Home » Law 2050 Initiative » Lex Machina a Smash Hit in Law 2050

Lex Machina a Smash Hit in Law 2050

This week my Law 2050 class has been all about Lex Machina, and to quote one student at the end of the two sessions: “I can’t imagine being a patent law firm and not wanting to purchase that!” [Note: I have no connection whatsoever with Lex Machina other than having them appear in my class, nor, I believe, did this student.] That sentiment was widely shared.

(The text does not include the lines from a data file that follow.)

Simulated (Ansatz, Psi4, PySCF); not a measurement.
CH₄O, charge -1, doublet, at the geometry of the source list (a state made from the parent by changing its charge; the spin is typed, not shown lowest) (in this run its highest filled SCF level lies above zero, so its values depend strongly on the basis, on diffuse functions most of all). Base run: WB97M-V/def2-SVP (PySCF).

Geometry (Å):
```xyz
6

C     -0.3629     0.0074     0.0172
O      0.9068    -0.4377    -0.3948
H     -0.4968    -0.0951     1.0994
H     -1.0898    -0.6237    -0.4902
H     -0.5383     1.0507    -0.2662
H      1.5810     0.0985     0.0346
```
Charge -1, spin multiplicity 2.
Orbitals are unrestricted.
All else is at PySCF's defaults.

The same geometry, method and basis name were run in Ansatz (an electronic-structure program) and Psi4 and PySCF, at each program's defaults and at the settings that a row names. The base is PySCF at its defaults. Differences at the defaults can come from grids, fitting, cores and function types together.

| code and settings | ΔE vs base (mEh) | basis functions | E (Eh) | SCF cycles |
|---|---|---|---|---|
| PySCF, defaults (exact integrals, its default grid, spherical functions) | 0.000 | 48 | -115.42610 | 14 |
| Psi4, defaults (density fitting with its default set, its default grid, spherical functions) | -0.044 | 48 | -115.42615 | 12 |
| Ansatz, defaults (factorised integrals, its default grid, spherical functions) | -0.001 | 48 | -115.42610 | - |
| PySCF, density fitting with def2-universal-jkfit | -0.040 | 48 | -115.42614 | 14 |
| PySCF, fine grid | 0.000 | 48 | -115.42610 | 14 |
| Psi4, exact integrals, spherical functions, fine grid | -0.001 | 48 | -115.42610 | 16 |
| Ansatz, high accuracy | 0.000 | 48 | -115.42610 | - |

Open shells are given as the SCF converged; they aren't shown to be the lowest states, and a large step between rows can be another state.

I contacted Lex Machina early in the semester to explore how I could give the class a deep dive in their technology. Jeremy Mulder, Lex Machina’s Director of Customer Success, worked closely with me to make the site available to the students, design an exercise for us to complete in one class, and guide us through the site and the company’s vision over a JoinMe link the next day.

My reactions:

First, the Lex Machina product is a truly awesome example of turning Big Data into a useful, user-friendly legal analytics product. The depth and breadth of data contained in the site, particularly for patent law, was astounding. For example, pick any federal district judge and within a few seconds the site provides an array of data, including outcomes at granular levels, patents handled, time to case termination, lawyers appearing in  the court, and many more. The site display and navigation is a breeze. The class started to tackle the questions together at the beginning of the first class, and within about 10 minutes, with no instructions from Lex Machina, we had begun to navigate the site with ease and, over time, learned how to tap into one after the other of analytic tools. The site is a model for other law+tech developers.

Second, as the exercise progressed I began to wonder how I would describe Lex Machina within the “disruptive technology” space. Disruption comes in many forms, and whether good or bad depends on the beholder. Lex Machina strikes me as disruptive primarily by providing an additive function—it makes possible what a lawyer could not have imagined he or she could do, at least without a tremendous amount of effort, time, and cost. It adds a tool, but it does not necessarily replace lawyers, or suck away billable hours, or “commoditize” a lawyering function; indeed, by giving lawyers more power over how to analyze patent law’s expanse, it may do just the opposite. More on the “disaggregation” of the disruptive legal technology concept into more descriptive and refined categories in an upcoming post.

1 Comment

  1. Jay Guiliano says:

    It’s fantastic that you’re excited about legal-based technologies. The profession needs more of that passion.

    Think about this quick comment to part of your post: you suggested “[Lex Machina] adds a tool, but it does not necessarily [1] replace lawyers, or [2] suck away billable hours, or [3] “commoditize” a lawyering function; indeed, by giving lawyers more power over how to analyze patent law’s expanse, it may do just the opposite.”

    Here’s my critique as a 15+ year practicing patent lawyer: (1) in some instances the lawyer does need to be replaced, e.g. gather research on judges and judge decisions – Lex Machina does this so the lawyer does not have to (law librarians are very skilled at gathering this information) – that’s a positive, not a negative; (2) billable hours are a difficult metric to evaluate value provided to a client so even if billable hours vanish, that’s not necessarily a bad thing, provided that value/solutions are provided and the lawyer is compensated for delivering that value/solution (no matter the “time” spent to do so); and (3) commoditize is a bit vague, but consider precisely what a lawyer does and whether Lex Machina actually solves the problem of how a lawyer delivers a solution to the client – can the lawyer really leverage LM to provide a solution to the client’s problems or merely provide a very high level overview – facts, patents, accused products, arguments, etc. are different in most cases.

    The best way to think about this issue is by considering the overhead view of of a football defense for a particular play in a game – the QB, RB and wide receiver still need to execute, as do the TEs and offensive line – just because the players review the overhead view of the defense for a certain play-calling sequence, doesn’t mean there will be success. Lex Machina only shows you the alignment of things, but moving down the ball down the field, you need a completely different approach.

    I’m biased of course, but this isn’t an anonymous comment.